He's been a vocal proponent for healthcare for veterans and in 2019 gave an emotional speech to Congress where he spoke about how he and 9/11 first responder Ray Pfeifer knocked on doors to speak to lawmakers who dodged their questions or turned them away.

On Friday, Stewart lashed out at GOP Sen. Ted Cruz on Twitter over the healthcare bill. Cruz, of Texas, was one of several GOP lawmakers seen fist-bumping after the bill was blocked

Cruz said he supports the bill but disputed Democrats "playing a budgetry trick," by taking "$400 billion in discretionary spending and shifted it to mandatory spending." 

Stewart replied and said there was no trick. 

"Everything in the government is either mandatory or discretionary spending depending on which bucket they feel like putting it in. The whole place is basically a fucking shell game," Stewart said.  "And, he's pretending that this is some new thing that the Democrats pulled out, stuck into the bill and snuck it past one Ted Cruz." 

Poking fun at Cruz, Stewart added: "Now, I'm not a big city Harvard educated lawyer, but I can read. It's always been mandatory spending." 

On Sunday, Stewart told Todd that he's seen the real people impacted by these provisions. 
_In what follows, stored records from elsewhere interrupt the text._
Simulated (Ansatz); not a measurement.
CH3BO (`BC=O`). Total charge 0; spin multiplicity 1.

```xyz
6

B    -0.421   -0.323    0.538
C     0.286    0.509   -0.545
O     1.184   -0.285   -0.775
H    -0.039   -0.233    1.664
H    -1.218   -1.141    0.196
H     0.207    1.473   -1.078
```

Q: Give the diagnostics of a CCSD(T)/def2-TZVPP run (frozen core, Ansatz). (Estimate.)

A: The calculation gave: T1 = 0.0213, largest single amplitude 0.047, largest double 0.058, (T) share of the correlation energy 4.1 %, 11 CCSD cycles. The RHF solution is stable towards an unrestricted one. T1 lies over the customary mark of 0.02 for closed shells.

"I've been with them for four years fighting through this. I've seen them through their defeats and their victories. But here's the other thing, I've seen them die," Stewart said. 

He added that he's seen veterans who were sick who died while fighting to pass this bill. Stewart said that while these veterans were "sick, utterly incapacitated by the injustices and illness that they've been dealing with," they decided to spend their "last precious times" fighting so that other veterans don't have to deal with the same things.